Stimmelopolis by Eric Stimmel

tolerance

Monday, January 31, 2005

when you find the perfect quote or song you are very lucky indeed… it isn’t hard to find something that is nearly what you are looking for, but exactly… that is a true gem. of course, there are ways to approach this precision by accretion [for example, in making a compilation cd you can choose 15 or 20 songs which say many things that when taken together and shared with the right person (from the right person and at the right time - wow…) begin to speak the complexity of feelings and thoughts that are specific to the moment] or by contextual proximity [as, when coupled with shared memories and personal references, a single quote from a movie or from a text may be able to do… it may express something approaching that perfect communication]

i guess you may expect me to impart one of these gems to you here; that would be a good climax and explain why i am thinking about things like this… but i don’t have one to share… i am thinking about this in reference to the work i am doing.

the thought i had, which surfaced around the time of my critique on friday [or thereabout] is one of tolerance… my work [and i may have been misguided in thinking it was otherwise] has been about recognizing the point at which a struggle for precision and the inevitable failure to achieve it at a certain level is regarded as a failing of the process [and a novel moment to be explored and refined in an ever advancing drive toward perfection] or as that without which the work is soul-less…

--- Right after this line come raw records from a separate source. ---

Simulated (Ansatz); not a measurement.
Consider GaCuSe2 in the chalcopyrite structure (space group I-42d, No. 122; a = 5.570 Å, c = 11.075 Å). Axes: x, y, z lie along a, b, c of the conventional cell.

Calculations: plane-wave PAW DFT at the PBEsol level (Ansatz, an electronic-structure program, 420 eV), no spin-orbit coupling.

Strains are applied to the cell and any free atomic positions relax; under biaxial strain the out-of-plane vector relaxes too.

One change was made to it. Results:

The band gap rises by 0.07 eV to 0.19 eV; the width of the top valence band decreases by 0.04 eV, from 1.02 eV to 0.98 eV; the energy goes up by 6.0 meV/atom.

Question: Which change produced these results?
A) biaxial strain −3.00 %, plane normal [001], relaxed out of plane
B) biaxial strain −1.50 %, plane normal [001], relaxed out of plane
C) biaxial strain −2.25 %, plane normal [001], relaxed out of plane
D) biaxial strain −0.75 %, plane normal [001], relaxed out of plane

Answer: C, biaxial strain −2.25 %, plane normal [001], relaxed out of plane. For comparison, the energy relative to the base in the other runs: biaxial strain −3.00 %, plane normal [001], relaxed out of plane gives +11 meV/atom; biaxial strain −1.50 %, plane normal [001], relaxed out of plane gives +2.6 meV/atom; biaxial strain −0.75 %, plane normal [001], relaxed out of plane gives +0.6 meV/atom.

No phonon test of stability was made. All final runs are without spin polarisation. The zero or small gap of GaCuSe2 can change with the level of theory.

i’m not sure where this idea will take me… or how to address it in the immediate future, but i think it is worth holding onto. i have always felt distanced from the argument that it is ‘improper’ or ‘sacrilegious’ to strive for perfection… i feel a kinship with those who seek it and have always felt a little uneasy patting myself on the back for those ‘happy accidents’ that seem to make things unique and beautiful… this is not to say that i don’t recognize the beauty and revolutions of thought that can [and do] come from those same accidents… and i am [as i have recently been told] a connoisseur of ambiguity and there is a wonderful beauty in the unspoken, implied, …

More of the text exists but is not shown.